Are you asking for a version number change to make an "EPUB+", which would put this out of scope for this revision, or are you just wanting us to find a way to differentiate EPUB 3 files with the HTML syntax from EPUB 3 files with the XML syntax without changing the version? (I think the latter could be done, for example, using a dc:format tag with a required identifier.)

Eric, @eshellman Fri, 9 May 2025 11:58:08 -0400

I'm asking for more consideration of end users who would have no way of knowing whether EPUB3 files will work on the reading systems they use. These are not people who do not know what XML syntax is!

I would love that have an EPUBish format that packaged HTML files. but dont give it a label that creates angry end users!

Matt, @mattgarrish Fri, 9 May 2025 13:16:28 -0400

Sure, that’s a fair point. I’d prefer to hear everyone’s opinions on this so I don’t think it’s productive to argue for or against any of the feedback we get. I was just curious from that comment if there was a technical solution within EPUB 3 that you envisaged so that users could be alerted to the type of EPUB 3 publication that they were getting or if you are arguing for a brand new format of EPUB.

Eric, @eshellman Fri, 9 May 2025 13:28:51 -0400

More the former rather than the latter, but mostly I'm arguing for a new label. Sometimes an author comes up with a great title first, and the story then just writes itself.

Laurent, @llemeurfr, Fri, 9 May 2025 19:44:19 +0200 I understand what Eric means. Without a strong flag in the "pure HTML" EPUBs (especially if not well-formed), some (many?) reading systems will open such a publication but will display it badly.

A good question is: Do EPUB reading systems in the wild test the OPF package/manifest/item/@media-type before accepting a publication? If yes, the presence of "application/html" will be a strong warning that there is something special here. If not, I see no possible warning as long as we keep package/@version = a static "3.0".

Matt, @mattgarrish Fri, 9 May 2025 19:13:42 -0400 > If not, I see no possible warning as long as we keep package/@version = a static "3.0". For reading systems with no awareness of the changes and for users that have obtained the publication without it being identified as not your regular EPUB 3, sure. A new version is the only universal way that a reading system will know it can’t handle what it’s getting.

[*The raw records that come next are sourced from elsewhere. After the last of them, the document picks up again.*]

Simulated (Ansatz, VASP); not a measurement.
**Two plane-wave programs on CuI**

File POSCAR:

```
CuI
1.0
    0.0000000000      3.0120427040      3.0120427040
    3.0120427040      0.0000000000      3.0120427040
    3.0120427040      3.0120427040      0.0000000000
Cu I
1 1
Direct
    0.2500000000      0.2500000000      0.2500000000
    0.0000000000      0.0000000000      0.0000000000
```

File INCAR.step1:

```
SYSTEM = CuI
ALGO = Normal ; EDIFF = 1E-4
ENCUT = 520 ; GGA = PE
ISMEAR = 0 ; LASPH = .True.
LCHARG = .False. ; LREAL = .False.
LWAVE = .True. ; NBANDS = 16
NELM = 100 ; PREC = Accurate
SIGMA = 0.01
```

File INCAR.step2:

But we’re not necessarily out of options for flagging the content for distributors or reading systems simply because the version has to stay the same. Like I mentioned earlier, we could require dc:format with a designator for html-containing publications. Epubcheck would easily be able to check the media types and ensure the flag is set, for example.

We could also add a new attribute to the package element to flag these publications. That might be a bit more controversial approach, but it seems unlikely that a new attribute will cause any issue processing package documents (we had similar worries about adding the collection element and it went ignored by everyone with no use for it, which was kind of everyone in the end sadly).

Anyway, that’s just a couple of quick ideas that came to mind. There may be other ways of handling it, too, like in the container.xml file. But this is useful to consider more if we go ahead with the change.

Ivan, @iherman, Sat, 10 May 2025 08:48:39 +0200

Looking at the thread, isn't it correct that the same set of arguments may be valid for any technical additions to EPUB 3.3? Say, if we reinforce the usage of WebVTT, add new features for Webtoons, or add heic as a valid image format? We are concentrating on HTML here, but it is not in a unique situation (though probably the most prominent). In other words, any technical addition to EPUB 3.3 might end up at the same place.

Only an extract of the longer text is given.